The appellant argues that the order for temporary relief should be no less enforceable than beneficiary designations embodied in final decrees of divorce. She cites several cases for the proposition that Illinois courts have not hesitated to invoke equitable powers to enforce beneficiary designations incorporated in final judgments for dissolution of marriage. In each of the cases cited the court invoked its equitable powers to enforce its orders when not obeyed. The appellant asserts these cases command the same result when a temporary order is entered without a final decision having been reached as to the divorce. The district court distinguished the present case from those cited by the appellant due to the lack of a final judgment of divorce.
It is my opinion that the decision of the district court is misplaced. Rather, the question should be resolved by the equitable maxim “equity considers as done that which ought to be done.” As the appellant cor*1049rectly states, the real issue is with the effectiveness of the order of the Illinois court. The district court held that the equitable principle had no application in the case because no final decree of divorce had been entered and no property settlement had been made. According to the district court, until this had been done, it could not apply equity to resolve the dispute. It is my opinion that once the Illinois Circuit Court ordered that Bonnie be reinstated as beneficiary of the life insurance policy, the equitable principle of “equity considers as done that which ought to be done” took over. Therefore, from the date of April 28, 1981, the appellant is assumed to be the beneficiary of the life insurance policy. This is true even though Ronald died before entry of a final decree of divorce.

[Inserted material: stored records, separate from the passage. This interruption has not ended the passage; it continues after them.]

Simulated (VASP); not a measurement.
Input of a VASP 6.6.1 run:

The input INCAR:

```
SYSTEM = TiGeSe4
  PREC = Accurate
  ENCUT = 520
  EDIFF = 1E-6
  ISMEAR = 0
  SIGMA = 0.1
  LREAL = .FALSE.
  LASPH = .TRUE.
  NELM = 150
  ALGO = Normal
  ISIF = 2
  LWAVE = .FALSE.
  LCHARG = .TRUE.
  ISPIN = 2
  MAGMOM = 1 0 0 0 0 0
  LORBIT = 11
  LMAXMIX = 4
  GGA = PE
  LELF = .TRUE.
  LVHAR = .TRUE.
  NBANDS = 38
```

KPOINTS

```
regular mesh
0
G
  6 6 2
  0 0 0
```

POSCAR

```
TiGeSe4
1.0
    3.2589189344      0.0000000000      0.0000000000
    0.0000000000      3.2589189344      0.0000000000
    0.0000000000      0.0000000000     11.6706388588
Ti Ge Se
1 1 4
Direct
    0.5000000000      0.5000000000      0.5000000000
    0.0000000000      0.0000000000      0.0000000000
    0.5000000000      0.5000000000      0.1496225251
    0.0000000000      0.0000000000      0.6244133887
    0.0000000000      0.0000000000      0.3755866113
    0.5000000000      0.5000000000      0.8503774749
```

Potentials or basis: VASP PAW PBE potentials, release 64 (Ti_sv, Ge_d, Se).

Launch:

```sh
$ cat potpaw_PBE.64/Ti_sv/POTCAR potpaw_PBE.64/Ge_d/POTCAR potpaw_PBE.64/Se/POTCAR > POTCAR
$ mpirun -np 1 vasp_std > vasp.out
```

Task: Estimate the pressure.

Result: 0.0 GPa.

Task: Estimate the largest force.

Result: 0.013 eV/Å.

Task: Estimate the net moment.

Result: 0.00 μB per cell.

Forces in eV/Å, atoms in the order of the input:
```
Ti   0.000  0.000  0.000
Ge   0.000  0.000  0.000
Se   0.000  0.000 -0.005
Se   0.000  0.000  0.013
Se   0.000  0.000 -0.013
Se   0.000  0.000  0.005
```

In the case of Travelers Insurance Company v. Daniels, 667 F.2d 572 (7th Cir.1981), the Seventh Circuit applied Illinois law to a similar case and reached a similar result. The appellant, Travelers, brought a statutory interpleader action to determine the beneficiaries of a life insurance policy. Fred Daniels owned the policy. Ruth Daniels (second wife of the deceased) and Hattie Hunter were the named beneficiaries. Kaye Daniels (the first wife of the deceased) and Kendall Daniels (daughter of Fred and Kaye’s marriage) claimed that Kendall was entitled to the proceeds. In the divorce decree of Fred and Kaye Daniels, Fred was ordered to maintain a life insurance policy on his life for Kendall as the irrevocable beneficiary during her minority. The district court in Illinois entered a summary judgment in favor of Ruth Daniels and Hattie Hunter. On appeal, the Seventh Circuit reversed and held that Kendall Daniels was entitled to the proceeds as the beneficiary of the policy.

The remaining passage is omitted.